Consider the attached example program. I expect it to run successfully, because the Python 3 language reference says [1]:

> For container types such as list, tuple, set, frozenset, dict, or collections.deque, the expression `x in y` is equivalent to `any(x is e or x == e for e in y)`.

and [2]:

> `x==y` calls `x.__eq__(y)`

Instead, under Python 3.5.2, the program crashes with an assertion error, because `dict.__contains__` calls `Bar.__eq__` instead of `Foo.__eq__`.

The same happens if you replace the dict with a set or a frozenset. But if you replace it with a list or a tuple, the behavior is as documented.

This seems to me like a bug in either the implementation or the documentation.

The language reference clearly says [3] that equality should be symmetric "if possible", but is not required to be, and indeed that is hard to guarantee when different classes are involved.

[1] https://docs.python.org/3/reference/expressions.html#membership-test-details
[2] https://docs.python.org/3/reference/datamodel.html#object.__eq__
[3] https://docs.python.org/3/reference/expressions.html#value-comparisons

I'm reluctant to call this a behaviour bug, because I'm reluctant to guarantee the *precise* behaviour when the classes are different.

I haven't checked the source of dict.__contains__, but by experimentation it seems that:

    needle in {key: value}

calls key == needle, rather than needle == key as the docs would imply. This seems to apply going all the way back to at least CPython2.4.
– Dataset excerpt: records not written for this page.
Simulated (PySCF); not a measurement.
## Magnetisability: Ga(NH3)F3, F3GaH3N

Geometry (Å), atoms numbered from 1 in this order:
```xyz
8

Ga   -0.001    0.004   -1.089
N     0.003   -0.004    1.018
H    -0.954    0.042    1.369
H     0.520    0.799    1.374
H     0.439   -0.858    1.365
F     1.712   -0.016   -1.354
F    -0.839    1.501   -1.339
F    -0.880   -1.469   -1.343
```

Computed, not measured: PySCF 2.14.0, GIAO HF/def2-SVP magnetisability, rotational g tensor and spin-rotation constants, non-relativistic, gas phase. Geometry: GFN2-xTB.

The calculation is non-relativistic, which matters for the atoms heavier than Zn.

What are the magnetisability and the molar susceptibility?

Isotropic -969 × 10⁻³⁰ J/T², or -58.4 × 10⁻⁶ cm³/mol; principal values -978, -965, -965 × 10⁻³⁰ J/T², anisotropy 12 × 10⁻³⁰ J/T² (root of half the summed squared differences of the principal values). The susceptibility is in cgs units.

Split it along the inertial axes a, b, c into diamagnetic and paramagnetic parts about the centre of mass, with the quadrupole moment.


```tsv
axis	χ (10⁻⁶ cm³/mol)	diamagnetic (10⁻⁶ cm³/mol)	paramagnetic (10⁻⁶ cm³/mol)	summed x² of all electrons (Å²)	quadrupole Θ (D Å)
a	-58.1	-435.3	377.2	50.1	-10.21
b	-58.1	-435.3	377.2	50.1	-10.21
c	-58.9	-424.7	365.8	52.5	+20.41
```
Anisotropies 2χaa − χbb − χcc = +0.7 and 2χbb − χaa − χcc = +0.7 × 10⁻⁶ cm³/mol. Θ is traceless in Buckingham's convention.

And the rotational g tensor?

On the other hand, Jython2.5 and IronPython2.6 seem to call needle == key as Vasily expected.

But the docs are clearly incomplete, as they suggest a linear search through all the keys of the dict (or set), which is wrong. Only if needle hashes to the same value as key will == be called.

I suggest updating the docs to make it clear that the sample code shown is only the *approximate* behaviour, which may call == in either direction.

I did look at the code.  Indeed list and tuple compare x to e, while dict, set, and frozenset (well, I didn't check each one, just list and set) compare the e to x, where e is they key stored at hash(x).

Steve has a good point about the iteration.  And a user class can do anything it wants in contains.  I wonder if it would be even more accurate to say "conceptually equal" rather than "approximately equal", given that hash table 'in' doesn't do iteration at all.

+1 for "approximately equivalent".   The "conceptually equivalent" wording raises more questions in my mind than it answers.  

What we're really trying to say here is that for typically symmetric operations such as __eq__(), an implementation is free to use either a==b or b==a.  The choice usually doesn't matter, but can be revealed by a clever user.

Pretty all of the pure python equivalents in the docs are only approximate equivalents.  1) Tracebacks are different.  2) Timing of exceptions can be different (C functions tend to check arguments before the body of the function and pure python code tends to check when the argument is used).  3) Thread-safety may be different (C datatypes have to work hard to prevent segfaulting when a container mutates in the middle of a call, but in pure python code that tends to be too expensive and the consequences don't result in a segfault). 4) The internal algorithms may be different.

With respect to 4, we really do want to preserve implementation freedom.  Otherwise, it would have been impossible to switch to the timsort algorithm or for set intersection to decide to iterate over the smaller input set.  Another reason that implementation freedom is important is that what is fast, clear, and convenient in one implementation is may by slow, obscure, and difficult in another.

Lastly, the primary purpose of the pure python approximate equivalents in the docs is to help people get a high level understanding of what is going on.  If we were to modify the pure python code to be an exact equivalent, it would 1) tend to over-specify the implementation resulting in unnecessary rigidity and 2) it would tend to be more obscure, defeating our goal of making the docs more clear.

Perhaps, there should be a general FAQ entry to this effect.  The approximate pure python equivalents should be read loosely with the goal of understanding overall functionality and not be interpreted as exact drop in replacements (the PyPy folks can attest that exact drop-in replacements tend to be much more difficult than you might guess).

The FAQ should also mention that in order to make even simple examples of pure python code possible, there needs to be generous reading of the code the precludes the uncommon, exotic, or diabolical contortions that the language is capable of doing.  For example, after "b = a", there a values that cause all of these assertions to fail "assert a==b; assert b==a; assert a==b;".  For another example, after "s = {a, a}", there are values than can cause these to fail "assert a in s;  assert len(s) == 1".

Here is a more accurate 'equivalent': "any(x is e or <one of x==e or e==x> for e in <candidate members of y>)" where 'candidate members' is "members with the same hash as x" for built-in hash-based collections and 'all members' for built-in unsorted sequences".  I am sure that built-in range does a direct calculation.  Instead of the above, I suggest this.

"For general collections, such as list, tuple, collections.deque, and most iterables, the expression `x in y` is usually equivalent to `any(x is e or x == e for e in y)`."

Hash-based collections should not be mentioned in such a sentence as the equivalency is completely wrong, as Steven noted.